Prague, 30 January 1998 (RFE/RL) -- China has emerged as an important new player in the politics of pipeline projects intended to export oil and gas from the strategically important Caspian basin.

Driven by the increasing demands from its growing economy for petroleum products, by difficulties in developing its own domestic oil and gas resources, and by a desire to project Chinese influence along the Pacific rim, Beijing has encouraged talk of pipelines to bring oil and gas from Central Asia to China.

Because of the obstacles they have faced in moving Caspian oil out in other directions and because of the enormous potential market in China specifically and East Asia more generally, both the countries of this region and several major Western oil companies have responded with plans for just such pipeline routes.

Two projects are currently in the planning stages. One, a Turkmen-Kazakhstan-China-Japan route, has attracted investments from Exxon as well as other major firms. And another, a Kazakhstan-Chinese route, is being backed by Chevron.

Even the most optimistic scenarios suggest it might be several years before either of these or any other pipelines between the Caspian and China could be built.

But just as in the case with as yet incomplete pipeline projects heading westward, the possibility that Caspian oil and gas could flow eastward has already called attention to the enormous consequences that such a pipeline would have on the Caspian states, on China, and on the broader world.

For the Caspian basin state, such a pipeline might mean that they would finally be able to enjoy the benefits from the sale of their natural resources.

Such increase in wealth would almost certainly reduce their dependence on Russia, but it might also exacerbate tensions within the newly rich states while increasing friction between them and their still poor neighbors.

Moreover, such a pipeline would almost certainly lead the countries of the region to look to the Pacific rim rather than to the Middle East for economic and even political leadership.

Since they achieved independence in 1991, these countries have paid a great deal of attention to the countries of the capital-rich Pacific rim. And the construction of a Chinese pipeline route would only increase that tendency.

Such a development would confound the expectations of many governments and analysts in the West that the Central Asian states would focus almost exclusively on the countries of their Muslim co-religionists in the Middle East.

For China, the construction of such pipelines would bring a number of obvious benefits: It would provide the Chinese with a supply of oil and gas that would be very difficult for any other country to cut off and thus enhancing China's ability to project power in the Pacific.

It would reduce or even eliminate China's need to develop its own petroleum reserves in Xinjiang province. Efforts to develop oil and gas there in the past have sparked violent confrontations between the indigenous Uighur populations and the immigrant Han Chinese.

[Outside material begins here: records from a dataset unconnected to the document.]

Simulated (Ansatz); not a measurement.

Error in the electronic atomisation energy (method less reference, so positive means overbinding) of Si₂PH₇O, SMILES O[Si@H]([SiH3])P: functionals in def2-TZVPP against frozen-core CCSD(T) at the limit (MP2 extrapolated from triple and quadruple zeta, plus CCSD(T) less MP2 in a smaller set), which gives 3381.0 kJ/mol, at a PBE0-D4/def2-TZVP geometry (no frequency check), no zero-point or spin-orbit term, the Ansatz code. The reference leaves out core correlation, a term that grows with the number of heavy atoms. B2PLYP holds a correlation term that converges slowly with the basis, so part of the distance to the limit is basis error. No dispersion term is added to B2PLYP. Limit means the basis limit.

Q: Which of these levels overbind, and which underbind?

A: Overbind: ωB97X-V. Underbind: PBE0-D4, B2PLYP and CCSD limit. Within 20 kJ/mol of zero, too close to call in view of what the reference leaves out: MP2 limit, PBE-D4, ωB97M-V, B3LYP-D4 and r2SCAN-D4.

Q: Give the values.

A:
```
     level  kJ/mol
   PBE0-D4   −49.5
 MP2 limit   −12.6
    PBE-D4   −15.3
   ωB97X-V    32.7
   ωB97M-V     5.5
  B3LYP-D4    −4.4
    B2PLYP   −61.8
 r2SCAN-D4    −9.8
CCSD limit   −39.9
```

And such a pipeline route would give China greater freedom of action in international affairs. On the one hand, it might reduce Chinese interest in cooperating with the West to stabilize the Middle East. But on the other, it might also reduce Chinese interest in using its rising military power to influence its neighbors by giving Beijing a more cost-effective economic weapon to use against them.

Lastly, the construction of such a pipeline would have a major impact on the Pacific rim states, on the United States and Western Europe, and on the Russian Federation.

The Pacific rim states would simultaneously gain access to more oil and gas but only at the price of accepting additional Chinese influence.

The impact on the United States and Western Europe would be serious but not all in one direction.

Several firms would undoubtedly profit from the development of such a pipeline, but the strategic interest of these countries to reduce their dependence on oil from the Middle East might suffer. Moreover, both the U.S. and Western Europe would likely have to contend with an even more powerful and independent minded China.

Last but perhaps most serious is the impact this development would have on Russia. Not only would China be strengthened both relatively and absolutely, but Russian influence in Central Asia would be reduced still further.

Like the construction of a Chinese pipeline, such consequences remain very much in the future.

But because Chinese demand for oil will only grow, because other routes out for Caspian oil appear likely to remain largely blocked, and because a Chinese route appears to face fewer political obstacles than do other proposed pipeline routes, the possibility that such a pipeline will be built appears likely to attract ever more notice.

And that in itself will almost certainly mean that Chinese influence in the region and beyond will grow, even if no Caspian oil and gas flow eastward for many years.